In addition to managing the family shop, John (generally in the UK), Jack (more usual in US accounts) became professional at the Essex County club in March 1899 from where he played in the US Open at Baltimore that year where he finished 6th, his best result in the tournament. He was still with the Orange club in 1901, tied 9th in the Open, but one gets the feeling something is going wrong. He signed a new contract with the club in 1901 but went back to Musselburgh for a couple of months.

By the next August he is training for the US Open at the Yountakah links in Nutley, NJ, playing over the course three times a day. He finished 25th in the US Open that year.
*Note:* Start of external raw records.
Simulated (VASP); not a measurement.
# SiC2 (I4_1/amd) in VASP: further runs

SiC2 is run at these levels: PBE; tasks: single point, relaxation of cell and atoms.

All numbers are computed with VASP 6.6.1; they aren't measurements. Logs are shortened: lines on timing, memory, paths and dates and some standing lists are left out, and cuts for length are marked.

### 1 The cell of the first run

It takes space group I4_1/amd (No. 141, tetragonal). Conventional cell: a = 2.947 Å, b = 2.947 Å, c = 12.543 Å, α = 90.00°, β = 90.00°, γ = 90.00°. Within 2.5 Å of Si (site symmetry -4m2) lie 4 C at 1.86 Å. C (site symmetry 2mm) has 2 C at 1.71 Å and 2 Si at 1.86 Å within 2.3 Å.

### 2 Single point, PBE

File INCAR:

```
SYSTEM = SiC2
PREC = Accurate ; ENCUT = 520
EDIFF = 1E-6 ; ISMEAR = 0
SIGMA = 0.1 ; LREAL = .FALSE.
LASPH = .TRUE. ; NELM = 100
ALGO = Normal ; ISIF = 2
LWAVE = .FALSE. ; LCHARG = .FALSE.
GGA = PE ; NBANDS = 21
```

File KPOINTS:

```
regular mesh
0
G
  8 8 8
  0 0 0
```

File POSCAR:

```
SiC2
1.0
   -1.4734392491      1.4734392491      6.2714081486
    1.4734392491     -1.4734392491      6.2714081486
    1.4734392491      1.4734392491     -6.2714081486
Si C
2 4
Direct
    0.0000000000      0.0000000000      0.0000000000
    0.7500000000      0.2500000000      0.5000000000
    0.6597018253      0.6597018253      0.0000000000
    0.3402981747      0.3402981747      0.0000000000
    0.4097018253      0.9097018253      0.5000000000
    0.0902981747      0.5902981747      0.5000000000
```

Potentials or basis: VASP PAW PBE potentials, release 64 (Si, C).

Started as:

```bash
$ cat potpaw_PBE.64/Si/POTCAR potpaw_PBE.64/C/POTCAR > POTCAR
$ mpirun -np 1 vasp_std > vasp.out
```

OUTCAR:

I do not know what he did for the next three years. The New York Tribune commented in November 1905 that he ‘was getting back in the game’. He was in New York at that time but ‘in a day or two would set sail for South America where his brother Mungo has a green’. Mungo was, indeed, the dominant force in Argentinian golf. Jack subsequently chipped in with a runner-up spot in the Argentina Open of 1907 behind Mungo meaning two Scottish brothers were first and second in a national golf championship in Latin America: that surely has pub quiz question written all over it. Not the country’s Open but important enough to warrant a mention in the US Golfers’ Magazine in 1908 (maybe a slow news’ month), where Park was identified as professional at Golf Club Argentineo and winning a 72 hole tournament at the Mar del Plata club in Buenos Aires.

The same year he is back in Musselburgh as a professional, playing in the Open Championship if not exactly setting the heather on fire with a 40th place finish. 1909 and 1910 are not much better and he is back in the US in the summer of 1911 at Whitemarsh Country Club in Philadelphia. Again he goes back to Musselburgh for the winter, with another entry in the Open at Sandwich but with the stated intention of coming back to America and ‘a green in the Metropolitan District’ in the Spring. And so it came to pass. A deal with the Bedford Spring Club in Pennsylvania was announced in April 1913 but, with other clubs negotiating and mentioned in the newspaper reports, he either still had a strong reputation in the US or a fine PR machine.

Back he went to Scotland for the winter of 1914 and a 73rd place finish in the Open. He came back to America and the Maidstone Country Club on Long Island where he was professional until 1924, He and Willie designed a major extension to the course in that last year, and the year before Willie’s death, placing it in the top blah blah of Long Island, American, World Courses for eternity and for those who care about such nonsense.

Jack Park died in East Hampton in 1935.